Over the past couple of days, the suspension of the concession contract between Ghana and Power Distribution Services, and the reasons behind this move, have virtually monopolized news headlines in the country. This is rightly so – arguably the biggest and most strategically important deal entered into by the State has transformed into a public fiasco and the framework for the distribution of electricity to the southern half of Ghana is now hanging in limbo as a result. Households, private business enterprises and public institutions alike now find themselves in a state of uncertainty, with only the assurances of the very same state that apparently has bungled the most critical agreement it has entered into for decades, to hold onto with regards to the reliability of their access to power going forward.

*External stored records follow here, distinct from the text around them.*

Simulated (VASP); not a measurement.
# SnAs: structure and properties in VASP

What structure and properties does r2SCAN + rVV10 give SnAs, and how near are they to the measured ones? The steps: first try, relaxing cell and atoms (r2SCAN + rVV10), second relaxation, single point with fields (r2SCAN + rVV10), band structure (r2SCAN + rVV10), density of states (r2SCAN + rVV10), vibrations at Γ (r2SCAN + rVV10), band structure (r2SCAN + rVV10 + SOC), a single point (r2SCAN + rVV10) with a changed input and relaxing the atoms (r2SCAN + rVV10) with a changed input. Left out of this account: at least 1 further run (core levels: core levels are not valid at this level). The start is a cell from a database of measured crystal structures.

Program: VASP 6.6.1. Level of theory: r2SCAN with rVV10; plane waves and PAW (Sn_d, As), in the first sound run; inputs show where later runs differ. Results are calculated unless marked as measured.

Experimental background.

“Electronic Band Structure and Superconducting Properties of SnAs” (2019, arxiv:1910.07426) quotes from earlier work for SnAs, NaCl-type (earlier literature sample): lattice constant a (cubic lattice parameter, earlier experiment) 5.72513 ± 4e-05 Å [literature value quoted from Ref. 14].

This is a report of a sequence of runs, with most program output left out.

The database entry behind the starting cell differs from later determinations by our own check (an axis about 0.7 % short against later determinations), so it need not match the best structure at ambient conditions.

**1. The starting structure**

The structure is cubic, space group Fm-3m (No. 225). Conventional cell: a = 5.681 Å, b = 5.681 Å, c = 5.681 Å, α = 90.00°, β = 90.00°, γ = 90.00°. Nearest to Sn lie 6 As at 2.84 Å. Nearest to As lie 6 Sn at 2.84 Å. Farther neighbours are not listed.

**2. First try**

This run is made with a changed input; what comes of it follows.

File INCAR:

Firstly and most importantly this newspaper however wishes to reaffirm those assurances; while government has failed miserably in its due diligence duties, it still has a firm handle on the supply of electricity through the returning Electricity Company of Ghana.
Unfortunately – but unsurprisingly – politics is distorting the unfortunate situation and the events leading up to it. Both the politicians themselves and their inflexible supporters are finding ways to blame everything on their political opponents and if care is not taken, what seems to be a clear-cut case of financial fraud will be subsumed by allegations of political malfeasance.
While this is unavoidable in Ghana’s sharply politically divided polity, it should not be allowed to create an escape route for whoever is found to be culpable of the hugely fraudulent acts behind this fiasco – or of the dereliction of duty that allowed it to pass without detection by the State for so long.
To be sure though, the allegations have not been proven yet and indeed, the concession given PDS has only been suspended, not outrightly revoked, this being a prudent precautionary measure. However, there are clear indications that sooner than later, PDS will not be in a position to hold the concession underpinning this entire sordid affair. Already the large and vocal lobby that opposed the concession right from the start has re-emerged into the open, leveraging the current debacle to argue for a permanent return to state-run electricity distribution.
But Ghana should be careful not to throw out the baby with the bath water. It is the manner in which the concession was handled that is at fault not the concept behind the concession. Besides, the concession is only part of the much wider Power Compact with the United States which remains crucial to the fortunes of Ghana’s power sector going forward.
Therefore, it would be prudent to ring fence the PDS fiasco thus confining the necessary changes to the areas where foul play is confirmed. This means replacing PDS – if indeed the ongoing investigation finds it guilty of wrong doing – with another concessionaire, but under the same terms that PDS was to operate under. The simple way to do this is to enter negotiations with the second placed investors under the original bidding although an alternative would be to go through a new bidding process.
What is most important though is that government should learn its lesson and this time perform its roles properly, including that of due diligence and verification of bidders and their guarantors.
The vehicle with which Ghana wishes to carry its power sector forward is broken, but that is no excuse for trying to reinvent the wheel.